The theme of madness is most prevalent through Hamlet’s character. We see that in the start of the play Hamlet decides that he is going to but on the facade of being mad in order to obtain the information he needs from Claudius to prove that Claudius killed his father.
Even though Hamlet says that he put on the facade of being mad, we must ask if Hamlet did in fact go mad. We must ask if he had gone insane in Act 3, Scene 4, where he kills Polonius. Hamlet hears a noise behind the tapestry and seemingly stabs at nothing. When asked, he asks if it was the King. This makes us question how mad Hamlet seems to have gone. He is beginning to stab at everything and anything just in case he has the chance to stab the King and avenge his fathers death.
As well, Hamlet could seemingly be mad because he begins to become obsessed with avenging his father’s death. It begins to consume his everyday actions, and everything he does. Hamlet’s actions begin to revolve around gaining revenge as instructed by the ghost. As well, he begins to try and do everything in his power to get Claudius to admit to the killing of King Hamlet. This begins to consume him and causes him to possibly go mad.
Hamlet tends to over think things, and then perhaps does not go mad.
But Hamlet’s madness could be existent or non-existent, it is a personal interpretation.
Ophelia seems to be sane for the most part of the play. It is not until her father’s death that she slowly begins to lose sanity. As well, she lost Hamlet, who seemingly was a possible future husband at the start of the play, to his possible madness.

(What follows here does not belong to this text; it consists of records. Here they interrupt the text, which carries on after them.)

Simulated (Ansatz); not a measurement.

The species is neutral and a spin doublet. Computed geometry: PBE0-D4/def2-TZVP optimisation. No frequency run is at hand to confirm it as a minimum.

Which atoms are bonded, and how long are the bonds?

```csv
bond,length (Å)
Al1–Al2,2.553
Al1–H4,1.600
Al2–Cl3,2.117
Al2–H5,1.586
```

In Act 4, Ophelia has lost her sanity. She seems to be wandering along the river when she falls in. But she puts up no struggle. She floats and sings. Did she commit suicide? Or did she not realize what was going on.
Ophelia has gone mad, and it is easily recognizable. The question of madness relies upon what caused the madness and how the madness changes the outcome of the play.
Laertes’ madness commences when he finds out about his father’s death. When he finds that Hamlet’s madness caused Hamlet to kill Polonius, he becomes obsessed with revenge. Laertes is almost like Hamlet in the fact that they both wish to avenge their fathers’ deaths. They wish to gain some feeling of conclusion.
Laertes then begins to work with Claudius on a plan to kill Hamlet, and Laertes begins to calm down because he knows that he will gain closure and avenge his father’s death.
Then we must ask the question if avenging his father’s death would have made Laertes’ madness disappear.
Representation of the Ghost
In Hamlet we see that the ghost of King Hamlet is the one that instructs Hamlet to exact revenge for his death. In my belief, I am unsure to as if the ghost does truly exist. Hamlet is alone when the ghost instructs him to exact revenge, and therefore no one else is sure that the ghost does exist or that the ghost did say to exact revenge upon his death. This happens again when Hamlet is in Gertrude’s bedchamber and he “sees” the ghost, but Hamlet does not. We must then ask if Hamlet has truly gone mad and is beginning to imagine that his father asked him to exact revenge upon his death.